A review by tessisreading2
Whisper of Shadows by Diana Pharaoh Francis

3.0

Suddenly, Book 3 in the series, we’re being informed that religious zealots (led, of course, by some guy from Tennessee) have moral objections to magic. There’s not info-dumping too much information in early books and then there’s inventing totally new world-building three books into the series. Personally I would characterize this as the latter. We’re also informed that the FBI in fact tortures its detainees. It’s not that I’m interested in defending the FBI, but it feels like using an existing organization in an alternate reality is shorthand for “basically the same organization” (just like Francis’s references to Justin Bieber) and making the choice to adjust that to “wildly anti-magic to the point that they will torture detainees to get them to admit to magic use (?) while keeping that quiet” just feels sloppy, like Francis couldn’t be bothered to build up the concept of her evil anti-magic organization until she decided she needed one. Similarly, it falls to an FBI agent to explain how the criminal underworld works to Riley - despite the fact that Riley has thrown her loyalties in with a criminal leader whom she has now decided to consider family. It comes across as revisionism, since the only other explanation is that Riley is insanely stupid and ill-informed.

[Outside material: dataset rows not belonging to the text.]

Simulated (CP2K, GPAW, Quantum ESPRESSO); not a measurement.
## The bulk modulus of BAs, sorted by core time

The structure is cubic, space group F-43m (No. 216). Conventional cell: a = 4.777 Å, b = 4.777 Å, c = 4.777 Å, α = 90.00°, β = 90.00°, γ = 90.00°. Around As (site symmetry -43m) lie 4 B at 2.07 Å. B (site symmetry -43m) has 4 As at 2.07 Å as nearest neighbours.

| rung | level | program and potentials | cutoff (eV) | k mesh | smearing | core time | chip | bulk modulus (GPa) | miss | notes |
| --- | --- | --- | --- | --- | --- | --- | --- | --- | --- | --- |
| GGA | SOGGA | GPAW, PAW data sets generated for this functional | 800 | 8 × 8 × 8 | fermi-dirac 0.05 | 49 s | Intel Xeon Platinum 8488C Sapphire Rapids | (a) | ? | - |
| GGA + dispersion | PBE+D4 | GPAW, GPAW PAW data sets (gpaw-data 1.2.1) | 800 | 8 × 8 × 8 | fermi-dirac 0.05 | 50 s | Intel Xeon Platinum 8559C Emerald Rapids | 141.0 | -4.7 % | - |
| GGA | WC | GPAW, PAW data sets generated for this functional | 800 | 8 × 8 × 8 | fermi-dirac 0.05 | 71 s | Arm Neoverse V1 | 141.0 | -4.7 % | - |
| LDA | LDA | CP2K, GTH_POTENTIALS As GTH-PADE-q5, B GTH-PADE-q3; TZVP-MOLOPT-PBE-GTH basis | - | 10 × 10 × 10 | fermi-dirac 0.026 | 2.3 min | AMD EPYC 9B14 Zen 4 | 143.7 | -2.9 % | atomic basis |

There are the usual infodumps (multiple pages about the history of Riley’s apartment building and interior design descriptions). Riley forms split-second assessments of people’s character and whether or not they’re evil based on looking at them and we’re supposed to assume she’s correct. It’s very unsubtle, and it makes it difficult to trust her judgment, particularly since she so often trusts people she shouldn’t (and then afterwards is like “wow, I shouldn’t have trusted them!”).

Complaints aside, the plot is moving at a good clip and Francis clearly has some sort of end goal in mind, so I'm continuing to read.